Suppose more the latter. There isn't really local macro storage / or a
local macro stack (excepting where VM functions are used with macros).
My current understanding; Hopefully not too badly described.
There is a, local to each macro when running, symbol table for #local
declared things (*,**) and parameters (always true..?). The table
entries point to created / stored things which might or might not
persist beyond the macro call depending on whether they are assigned to
an identifier in a calling level of hierarchy(b).
---
Function calls, whether inside or outside macros, are different.
For inbuilt functions like f_sphere() there is a virtual machine (VM)

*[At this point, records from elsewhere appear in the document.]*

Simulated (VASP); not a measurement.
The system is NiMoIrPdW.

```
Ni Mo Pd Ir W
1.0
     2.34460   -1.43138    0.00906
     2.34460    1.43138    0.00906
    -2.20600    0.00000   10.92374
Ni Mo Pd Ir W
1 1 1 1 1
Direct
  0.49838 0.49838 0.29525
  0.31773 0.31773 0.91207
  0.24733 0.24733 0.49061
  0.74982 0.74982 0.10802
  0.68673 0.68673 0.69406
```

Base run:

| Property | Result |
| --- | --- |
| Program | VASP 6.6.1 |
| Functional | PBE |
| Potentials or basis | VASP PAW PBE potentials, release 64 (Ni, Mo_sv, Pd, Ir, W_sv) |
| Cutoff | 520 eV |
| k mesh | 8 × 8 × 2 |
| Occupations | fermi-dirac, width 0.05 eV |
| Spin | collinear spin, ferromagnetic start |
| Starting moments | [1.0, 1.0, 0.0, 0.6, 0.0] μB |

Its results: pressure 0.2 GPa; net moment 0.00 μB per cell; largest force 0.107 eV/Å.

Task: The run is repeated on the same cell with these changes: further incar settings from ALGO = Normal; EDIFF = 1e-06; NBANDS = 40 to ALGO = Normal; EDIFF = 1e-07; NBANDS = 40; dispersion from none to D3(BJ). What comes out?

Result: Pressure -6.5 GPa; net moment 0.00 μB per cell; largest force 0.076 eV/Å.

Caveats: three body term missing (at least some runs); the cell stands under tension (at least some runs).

stack for passed and returned variables for each function call - and
another stack used by the compiler for C++ variables within the inbuilt
code.
For user (parse time compiled functions) run on the VM there is just the
(VM) stack (lies and more lies... I know) from the SDL user's perspective.
Bill P.
(*) - Something I noticed on starting this recent debugging and that
I've fixed in my povr copies of the HF* macros! These old HF* macros
switch from using #local to using #declare for some variables near the
bottom of each macro for reasons unknown...
...
- #declare PArr[J][K] = P + H*Dir*Depth;
+ #local PArr[J][K] = P + H*Dir*Depth;
- #declare K = K+1;
+ #local K = K+1;
#end
- #declare J = J+1;
+ #local J = J+1;
#end
HFCreate_()
...
This makes for confusing code, but it doesn't break things because the
identifier is seen as already defined locally... In other words, those
#declares don't create new 'global' identifiers, but rather, they
redefine the locally defined identifier.
What this means more generally is we cannot arbitrarily create an
identifier in the global name space with #declare where it has first
been defined (added to the symbol table) with #local in the local macro
space.
(**) - Something foggy still for me. I 'believe' it is still true that
#local definitions sitting unwrapped by a macro in the top level scene
file act as global #declares, but, I've not tested this with the new
local and global dictionary access qualifiers in v3.8. Maybe at the top
scene file the local and global dictionaries become the same thing?